Had a plugged cat. to the point it was cherry red. Put new cat on, still crappie, changed plugs except for two back ones, they are seized to motor. Any suggestions on how to remove them? The car ran a little better when the new cat went on, and seemed to run a little bit better when the new plugs and wires went on. Somebody told me that some of the cat junk went to my mufflers and could of clogged them up?
Do you still have the original cross-x pipe? If you do, it's probably cracked and screwing up your O2 sensor readings.
While your at it..after you replace the x-over pipe, replace the 02 sensor.
Still have the original xover. I'm gonna replace the o2 sensor and try to get the other two plugs off, then I'm done. I really don't want to invest a lot of more money in this car, not unless GM has a recall on the xover? Thanks for the input, highly appreciated.
Don't waste the money on a new o2 unless you fix the X first. Your new o2 will be shot before you know what happened.
Spray some penetrating catalyst around the base of the spark plug let it soak overnight and do it again. then use a big ratchet and go for it.

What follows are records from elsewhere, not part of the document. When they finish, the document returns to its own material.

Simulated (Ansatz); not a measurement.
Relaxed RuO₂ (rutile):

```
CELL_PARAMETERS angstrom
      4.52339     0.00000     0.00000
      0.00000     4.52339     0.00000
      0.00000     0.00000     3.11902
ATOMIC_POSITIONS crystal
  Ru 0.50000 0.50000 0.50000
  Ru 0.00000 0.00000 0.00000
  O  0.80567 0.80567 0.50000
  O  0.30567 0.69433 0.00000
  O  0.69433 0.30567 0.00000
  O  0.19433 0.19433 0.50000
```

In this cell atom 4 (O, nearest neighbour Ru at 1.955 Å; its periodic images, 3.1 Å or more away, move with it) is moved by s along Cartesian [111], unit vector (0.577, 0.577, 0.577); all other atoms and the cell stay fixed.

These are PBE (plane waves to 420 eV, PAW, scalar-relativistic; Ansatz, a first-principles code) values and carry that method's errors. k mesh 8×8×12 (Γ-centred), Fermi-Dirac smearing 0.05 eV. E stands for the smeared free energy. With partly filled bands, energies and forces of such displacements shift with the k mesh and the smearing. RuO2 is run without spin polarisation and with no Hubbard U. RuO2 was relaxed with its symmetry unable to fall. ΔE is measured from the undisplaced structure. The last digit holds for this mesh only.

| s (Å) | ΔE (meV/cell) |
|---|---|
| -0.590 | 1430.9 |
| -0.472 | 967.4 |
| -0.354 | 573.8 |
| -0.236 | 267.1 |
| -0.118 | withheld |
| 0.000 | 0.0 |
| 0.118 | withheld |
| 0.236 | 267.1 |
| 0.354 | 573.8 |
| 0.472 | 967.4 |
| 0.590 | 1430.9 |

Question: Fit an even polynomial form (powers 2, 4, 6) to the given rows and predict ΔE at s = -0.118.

Thanks for the info. How much does a new X-over cost?
I would have to say the consensus on this board is replacing your x-over with a Jeff M x-over. I am almost positive that it's cheaper that OEM replacement and it is fabricated to prevent the same problem from reoccuring (cracked flex joints).
Chris A has some info on his website...
http://aldridgec.home.att.net/TGP/Engine/crossover.htm
Also, if you want some more info, check out the w-body page... This has different types of fixes budget dependent...
http://www.w-body.com/service/engine-crossover.html
Hope it works.
Its far cheaper than oem. And Jeffs Pipe has a lot of value built into it.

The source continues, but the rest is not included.